Loom: Move unmounted continuation stacks out of the low memory area

eclipse-openj9 / openj9

Eclipse OpenJ9: A Java Virtual Machine for OpenJDK that's optimized for small footprint, fast start-up, and high throughput. Builds on Eclipse OMR (https://github.com/eclipse/omr) and combines with the Extensions for OpenJDK for OpenJ9 repo.

Other

3.28k stars 721 forks source link

Loom: Move unmounted continuation stacks out of the low memory area #15781

Open gacholio opened 2 years ago

gacholio commented 2 years ago

If running compressed references, when a continuation stack is unmounted, it should be copied into new memory not allocated in the <4Gb area. When remounted, copy the stack back to the low memory area.

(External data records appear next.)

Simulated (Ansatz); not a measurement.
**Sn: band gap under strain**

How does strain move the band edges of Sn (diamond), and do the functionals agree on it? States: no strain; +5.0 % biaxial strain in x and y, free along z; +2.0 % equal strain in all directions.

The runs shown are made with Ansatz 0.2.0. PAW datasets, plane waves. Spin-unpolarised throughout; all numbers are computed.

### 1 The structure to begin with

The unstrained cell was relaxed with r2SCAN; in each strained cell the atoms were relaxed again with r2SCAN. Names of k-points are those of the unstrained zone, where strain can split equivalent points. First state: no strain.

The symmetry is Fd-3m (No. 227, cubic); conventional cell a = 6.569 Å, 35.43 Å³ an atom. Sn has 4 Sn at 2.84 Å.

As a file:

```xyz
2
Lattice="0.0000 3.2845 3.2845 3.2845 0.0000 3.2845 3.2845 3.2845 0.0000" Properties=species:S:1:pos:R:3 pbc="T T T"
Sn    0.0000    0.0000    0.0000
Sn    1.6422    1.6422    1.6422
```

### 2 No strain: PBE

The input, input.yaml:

The complication is stack-allocated objects which point to other stack-allocated objects. Because the reference slots in the objects are only 32 bits wide, they can't simply be relocated.

gacholio commented 2 years ago

The basic relocation will be performed by generalizing the code which handles stack growing to separate the allocation and relocation of the stack.

Stack-allocated objects are walked by the stack walker using JIT metadata which details where each SA object beings in the stack frame. The walker uses the GC object iterator to then walk the individual slots of the SA object. None of the stack slots of SA objects are marked as an object slot for the walker.

For non-compressed refs, the existing relocation code will work unmodified.

For compressed refs, object slots in SA objects are only 32 bits wide, so they cannot simply be relocated. With compressed refs shift, every bit in the slot may be used, so a slot tagging solution is not appropriate.

gacholio commented 2 years ago

During the stack relocation, I suggest we convert the compressed object pointer slots to uncompressed stack offsets (which will always fit in 32 bits). walkContinuationStackFrames will need to pass a new flag into the stack walker instructing it that the SA slots are offsets.

gacholio commented 2 years ago

There is an issue with the stack offsets - how to distinguish between slots which contain offsets (used to point to an SA object) and slots which contain heap object pointers. With no tag bits available, we may need to keep a separate bitmap to indicate which slots contain offsets.

gacholio commented 2 years ago

The bitmap will be placed after the end of the copied stack (in the same allocation). As an optimization, the copied stack and bitmap should exclude the unused portion of the stack.

gacholio commented 2 years ago

Continuing on with the code, I notice the stack grower relocates arraylet leaves found in stack-allocated objects. I'm not sure yet that the offset strategy will work with these.

@0xdaryl Are there ever in fact stack-allocated arrays in arraylet GC policies?

0xdaryl commented 2 years ago

Are there ever in fact stack-allocated arrays in arraylet GC policies?

There might be. It isn't clear to me from a simple inspection of the code. x86, for example, sets a codegen flag [1] to permit stack allocation of arraylets and this is checked in the EA candidate-finding loop so there may be cases where contiguous arrays are stack allocated. Large, discontiguous arraylets are never stack allocated, however.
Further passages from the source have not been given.